As a runner there are a few things we can do to make night time navigation easier:


  1. Learn the route. If we have already scoped out the course by daylight, we are better equipped for knowing each twist and turn in the dark.

  2. Wear a head torch. It won’t allow you to see everything, but you’ll have confidence that the next step is the right one.

  3. Follow someone else who knows the way!


Without at least one of these, there is a good chance we’re going to get hopelessly lost.


When we lose our spiritual bearings there is one bit of mandatory kit that achieves all three of the above. It’s the Word of God. Firstly, when we study the scriptures in the light of day, we’re recceing the road ahead, understanding the topography before us, preparing ourselves for the twists and turns, the valleys and mountaintops that we know we will later encounter in times of darkness. What God reveals to us in the light we can trust when darkness falls. Secondly, when we read the bible we’re equipping ourselves with a light which eliminates our path, often just encough for us to take small but purposeful steps of faith. Thirdly, when we open God’s word we are attaching ourselves to Jesus himself and running in his slipstream. By holding fast to the commands of God we are grabbing onto the coattails of the one who doesn’t just know the way, but is The Way.
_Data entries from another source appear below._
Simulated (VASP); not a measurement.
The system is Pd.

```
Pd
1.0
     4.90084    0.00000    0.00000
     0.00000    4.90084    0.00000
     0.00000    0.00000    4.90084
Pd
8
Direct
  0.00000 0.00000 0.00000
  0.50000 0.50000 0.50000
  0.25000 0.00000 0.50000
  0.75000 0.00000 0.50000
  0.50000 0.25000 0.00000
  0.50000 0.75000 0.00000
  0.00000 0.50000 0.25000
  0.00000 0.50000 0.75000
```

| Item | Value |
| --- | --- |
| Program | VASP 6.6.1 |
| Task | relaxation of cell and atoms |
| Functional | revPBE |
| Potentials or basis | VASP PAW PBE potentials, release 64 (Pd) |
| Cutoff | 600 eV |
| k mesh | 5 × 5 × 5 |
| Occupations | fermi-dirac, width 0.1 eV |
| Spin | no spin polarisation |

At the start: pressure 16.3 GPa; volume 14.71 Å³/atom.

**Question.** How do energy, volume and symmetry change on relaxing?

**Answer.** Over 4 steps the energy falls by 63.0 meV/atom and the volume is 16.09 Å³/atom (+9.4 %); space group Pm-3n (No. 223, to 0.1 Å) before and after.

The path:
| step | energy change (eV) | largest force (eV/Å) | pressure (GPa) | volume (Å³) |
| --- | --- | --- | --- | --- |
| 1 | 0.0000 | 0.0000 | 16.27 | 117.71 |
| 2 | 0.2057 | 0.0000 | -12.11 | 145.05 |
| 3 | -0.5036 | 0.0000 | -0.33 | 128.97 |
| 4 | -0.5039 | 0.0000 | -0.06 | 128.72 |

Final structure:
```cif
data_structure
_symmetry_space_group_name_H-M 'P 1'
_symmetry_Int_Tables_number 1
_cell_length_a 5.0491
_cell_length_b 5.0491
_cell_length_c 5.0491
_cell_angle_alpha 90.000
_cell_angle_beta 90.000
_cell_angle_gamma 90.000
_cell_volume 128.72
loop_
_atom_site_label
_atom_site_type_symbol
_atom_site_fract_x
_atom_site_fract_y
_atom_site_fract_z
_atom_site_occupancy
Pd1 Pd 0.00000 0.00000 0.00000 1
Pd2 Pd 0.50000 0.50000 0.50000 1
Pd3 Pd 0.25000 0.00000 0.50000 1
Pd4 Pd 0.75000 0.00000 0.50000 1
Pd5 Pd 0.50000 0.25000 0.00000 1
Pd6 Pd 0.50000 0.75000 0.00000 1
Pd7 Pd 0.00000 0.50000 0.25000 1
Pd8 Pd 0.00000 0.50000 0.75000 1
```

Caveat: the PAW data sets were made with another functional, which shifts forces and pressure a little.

If we’re going to travel far with Jesus it’s inevitable that we will need to navigate though times of darkness. if you're in that place right now, take heart! Charles Spurgeon said,


“I would sooner walk in the dark and hold hard to a promise of God, than to trust in the light of the brightest day that ever dawned.”

May God’s Word equip us for the journey. May his word be a lamp for your feet and a light on your path (Psalm 119:105).